Vicar Street anti demolish protestors receive a serious blow

Staff Reporter

Reporter:

Staff Reporter

The claim that houses to be demolished on Vicar Street in Kilkenny are of immense archaeological merit have received a serious blow with the latest information from Kilkenny County Council.

The claim that houses to be demolished on Vicar Street in Kilkenny are of immense archaeological merit have received a serious blow with the latest information from Kilkenny County Council.

The current red brick buildings dating from 1881-190 are to be knocked for the controversial bridge, part of the equally opinion dividing, Central Access Scheme (CAS).

Extremely reputable experts claimed that the houses stood on a house of important archaeological and historical value which was part of the St Canice’s Cathedral Close. That now seems to have been based on rather weak foundations

Historic Building Consultant Rob Goodbody has said that there is no evidence to back up the claim of the cathedral “Manse House” dating from medieval times and that claim made back four centuries ago became gospel without any evidence to back it up.

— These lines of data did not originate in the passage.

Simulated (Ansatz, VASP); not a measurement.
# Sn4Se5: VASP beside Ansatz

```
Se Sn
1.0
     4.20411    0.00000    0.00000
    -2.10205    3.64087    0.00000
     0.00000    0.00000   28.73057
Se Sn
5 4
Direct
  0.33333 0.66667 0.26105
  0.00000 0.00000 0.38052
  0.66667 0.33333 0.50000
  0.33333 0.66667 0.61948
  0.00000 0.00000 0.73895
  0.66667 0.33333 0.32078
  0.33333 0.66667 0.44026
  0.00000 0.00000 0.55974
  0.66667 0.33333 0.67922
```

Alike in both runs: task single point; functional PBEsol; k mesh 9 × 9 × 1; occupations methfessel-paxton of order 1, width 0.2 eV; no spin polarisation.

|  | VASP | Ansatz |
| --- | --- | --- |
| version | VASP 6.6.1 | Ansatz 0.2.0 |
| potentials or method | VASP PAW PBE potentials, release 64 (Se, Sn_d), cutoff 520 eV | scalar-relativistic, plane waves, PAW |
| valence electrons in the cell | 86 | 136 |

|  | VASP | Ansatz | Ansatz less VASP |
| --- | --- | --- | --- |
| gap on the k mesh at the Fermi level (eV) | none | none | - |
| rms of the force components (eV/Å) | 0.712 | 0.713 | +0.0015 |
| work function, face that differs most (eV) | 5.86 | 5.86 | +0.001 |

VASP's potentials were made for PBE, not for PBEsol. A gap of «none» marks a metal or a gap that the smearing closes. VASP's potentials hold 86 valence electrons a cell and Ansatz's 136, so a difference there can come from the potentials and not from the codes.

Rob Goodbody conducted a Building Investigation of Nos. 20-22 Vicar St. His research has shown that the manse house of the prebendary of Tascoffin, which has been the subject of much recent media attention, has not existed for more than 300 years.

The County Council has stated that: “The evidence for the existence of this manse house is found in only one original document, which is a survey carried out in 1679. The survey refers to “a piece of waste ground in Irishtown where formerly the manse stood” and so the one reference to the house states that it was already gone by that time.

“The historian, Edward Ledwich, writing almost a century later, cited that survey, but did not make it clear that the house was already gone by 1679. All writers since have based their texts on Ledwich’s paper, with many adding their own views as to where the house was. The conclusion became, without evidence to back it up, that the present number 22 Vicar Street incorporated the manse house.

In August 2013, under the supervision of the National Monuments Service, VJK Ltd and Rob Goodbody commenced the monitoring brief of the removal of render from Nos. 21-22 Vicar St. The removal of render was conducted to obtain further information as to whether any masonry from early buildings was intact in the construction of Nos 21-22 Vicar St. To date this work has confirmed the historical record, showing that the houses were rebuilt in 1881 and 1908 respectively, and that any earlier masonry surviving in the walls is clearly of 18th or 19th century date.

The investigations at Nos. 21-22 Vicar St. are ongoing, with particular reference to the southern gable end of number 22 Vicar Street, as this predates the house itself. While archaeological investigations are required to seek clarity on the origins and dating of this wall, it is clear that this wall cannot be part of the manse house of the prebendary of Tascoffin, as no remnants of that manse house remained by 1679. Also, the building to which the southern gable wall of No 22 Vicar St. originally belonged, was on land which was not part of the property defined as the prebendary of Tascoffin.

VJK Ltd and Rob Goodbody have provided information on this phase of work to Kilkenny County Council and to National Monuments Service , who will advise on the nature and extent of any further archaeological and architectural requirements for this site, as is the statutory requirement. It is expected that further investigations on site will begin in the coming weeks,” the statement ends.